How highly the Royal Irish were appreciated in New Zealand will be seen by the following extracts from official documents, newspaper articles, and farewell speeches on the subject of their departure. Sir George Bowen, who succeeded Sir George Grey as Governor of the colony, recorded his “sense of the important service rendered by the 2nd battalion, XVIIIth Royal Irish during the present rebellion, and also of the admirable conduct of the officers and men, who have invariably maintained the most cordial relations with their fellow-subjects. Their approaching departure is viewed with deep and general regret both on public and on personal grounds.”[222]
In a speech made by Sir George Arney, Chief Justice of the Colony, on the 16th of February 1870, the following passage occurs:--
“I believe that every inhabitant of New Zealand has heard often of the 18th Royal Irish--has heard not only of that gallant and distinguished regiment, but also of the society of gentlemen who have won the affections, I believe, and certainly have commanded the respect, of the whole colony. And that which I have said of the Officers, I may in some degree also say of the men. As the head of one special department, I can say that during my long sojourn here, I have known no other regiment which has been so distinguished by its freedom from crime; and the men of this regiment have themselves thus become respected, not only by those of their immediate class, but by all classes of society in the Colony. That circumstance must be taken as due not only to the efficient command of the Officer at the head of the regiment, but also to the temper and discretion with which his orders have been carried out by the Officers of the regiment. I will say but little on the fact that this Colony is now losing the presence of this gallant regiment; it is a subject which, I believe, is a painful one to the hearts of the whole of the colonists in New Zealand. I believe that the 18th will be universally regretted, as they are now universally respected.”

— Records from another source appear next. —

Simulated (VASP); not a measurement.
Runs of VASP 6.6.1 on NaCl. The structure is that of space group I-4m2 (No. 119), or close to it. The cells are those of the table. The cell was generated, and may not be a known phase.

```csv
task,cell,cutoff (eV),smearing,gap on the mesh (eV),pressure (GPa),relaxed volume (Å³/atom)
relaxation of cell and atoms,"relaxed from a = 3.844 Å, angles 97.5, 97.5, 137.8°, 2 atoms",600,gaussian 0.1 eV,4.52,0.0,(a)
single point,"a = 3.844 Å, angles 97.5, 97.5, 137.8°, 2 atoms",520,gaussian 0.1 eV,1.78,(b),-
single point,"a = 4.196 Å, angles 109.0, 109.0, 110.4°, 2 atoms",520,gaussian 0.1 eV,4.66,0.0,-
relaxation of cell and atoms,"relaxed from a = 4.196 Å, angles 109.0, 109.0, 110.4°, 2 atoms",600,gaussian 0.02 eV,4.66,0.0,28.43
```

The Ministers of the New Zealand government also gave their testimony to the good conduct of the regiment in a communication to the Governor.
“MEMORANDUM FOR HIS EXCELLENCY.
“Ministers cannot permit the last detachment of Her Majesty’s 18th regiment to leave the Colony without expressing the regret which they feel at the departure of the regiment, and bearing testimony of the uniform good conduct of the force under the command of Lieutenant-Colonel Elliot, during the period of its service in the Colony; the sentiment which the Government thus places on record is that of the whole community.
“The Government also desires to express the feeling which it entertains of the readiness which Lieutenant-Colonel Elliot, and the Officers commanding detachments under him, have always displayed to aid the Colony as far as lay in their power.
“The Government also desires to record its appreciation of the uniform courtesy and consideration which they have experienced on the part of Lieutenant-Colonel Elliot in their communications with him through His Excellency the Governor.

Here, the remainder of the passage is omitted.